Question 1: Briefly review the New Economic Policy of 1991. Highlight the landmark developments undertaken in the field of Public Sector Policy. Answer 1:
New Economic Policy of 1991:
The New Economic Policy (NEP) consisted of wide ranging economic reforms. The thrust of the policies was towards creating a more competitive environment in the economy and removing the barriers to entry and growth of firms. This set of policies can broadly be classified into two groups: the stabilization measures and the structural reform measures. Stabilization measures are short term measures, intended to correct some of the weaknesses that have developed in the balance of payments and to bring inflation under control. In simple words, this means that there was a need to maintain sufficient foreign exchange reserves and keep the rising prices under control. On the other hand, structural reform policies are long-term measures, aimed at improving the efficiency of the economy and increasing its international competitiveness by removing the rigidities in various segments of the Indian economy.

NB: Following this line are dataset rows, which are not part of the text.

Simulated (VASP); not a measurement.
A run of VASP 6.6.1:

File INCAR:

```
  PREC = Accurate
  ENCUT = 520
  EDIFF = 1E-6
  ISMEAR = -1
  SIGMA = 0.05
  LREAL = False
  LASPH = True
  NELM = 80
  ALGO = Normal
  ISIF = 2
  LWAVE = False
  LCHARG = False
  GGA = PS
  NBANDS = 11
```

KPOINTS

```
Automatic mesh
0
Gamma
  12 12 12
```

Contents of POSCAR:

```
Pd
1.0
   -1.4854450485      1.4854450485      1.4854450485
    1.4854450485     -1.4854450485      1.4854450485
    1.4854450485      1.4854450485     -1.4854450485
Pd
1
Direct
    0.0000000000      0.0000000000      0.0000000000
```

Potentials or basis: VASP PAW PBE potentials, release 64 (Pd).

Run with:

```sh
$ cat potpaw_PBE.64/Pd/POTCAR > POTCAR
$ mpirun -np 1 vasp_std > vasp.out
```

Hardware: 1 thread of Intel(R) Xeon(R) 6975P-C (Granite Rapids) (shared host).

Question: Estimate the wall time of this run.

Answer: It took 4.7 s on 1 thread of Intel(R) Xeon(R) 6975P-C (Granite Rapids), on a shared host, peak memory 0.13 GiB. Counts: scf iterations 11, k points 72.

Impact of New Economic Policy:
The NEP was announced in year 1991. In this policy liberalization, privatization and globalization were mainly emphasized. The first two are policy strategies and the last one is the outcome of these strategies. The main emphasis under these three aspects were; i) replacing controlled economy by liberal one i.e. reducing controls and promoting liberalization, ii) encouraging private sector, iii) promoting foreign direct investment, iv) introducing improved technology, v) encouraging modernization of agriculture, vi) introducing extensive changes in trade policy, monetary policy and fiscal policy, vii) keeping fiscal deficit under control. All these measures are called New Economic Policy.
The economic reforms introduced in India since 1991 has already created mixed reaction. R. Nagraj, has conclude that these economic reforms have only been partially successful in putting the economy on the path of rapid economic growth.
The growth of GDP increased from 5.6 per cent during 1980-91 to 6.4 per cent during 1992-2001. This shows that there has been an increase in the overall GDP growth in the reform period. This upward trend has sustained even to the current period as well. Currently for 2012/2013 fiscal the target was 7.3 % but due to draught-like situation in some states of India, it is lowered to 6.5% by RBI. The opening up of the economy has led to rapid increase in foreign direct investment (FDI) and foreign exchange reserves. The major aim of economic reform is to improve the public sector sot that the rate of return on investment improves. The public sector is now considerably contracted. The sick PSEs are now being closed. The reserved lists have been reduced from 17 to 3. MoU has been signed for improving the efficiency of PSEs. Licensing procedures have been considerably relaxed to boost private sector. Disinvestment has been carried out in PSEs. India is seen as a successful exporter of auto parts, engineering goods, IT software and textiles in the reform period. Rising prices have also been kept under control.
On the other hand, the reform process has been widely criticized for not being able to address some of the basic problems facing our economy especially in the areas of employment, agriculture, industry, infrastructure development and fiscal management. Growth and Employment: Though the GDP growth rate has increased in the reform period, scholars point out that the reform-led growth has not generated sufficient employment opportunities in the country. Industrial growth has also recorded a slowdown. This is because of decreasing demand of industrial products due to various reasons such as cheaper imports, inadequate investment in infrastructure etc. Still a large percent of population is below poverty line.
The economic reform initiated in 1991 under the policies...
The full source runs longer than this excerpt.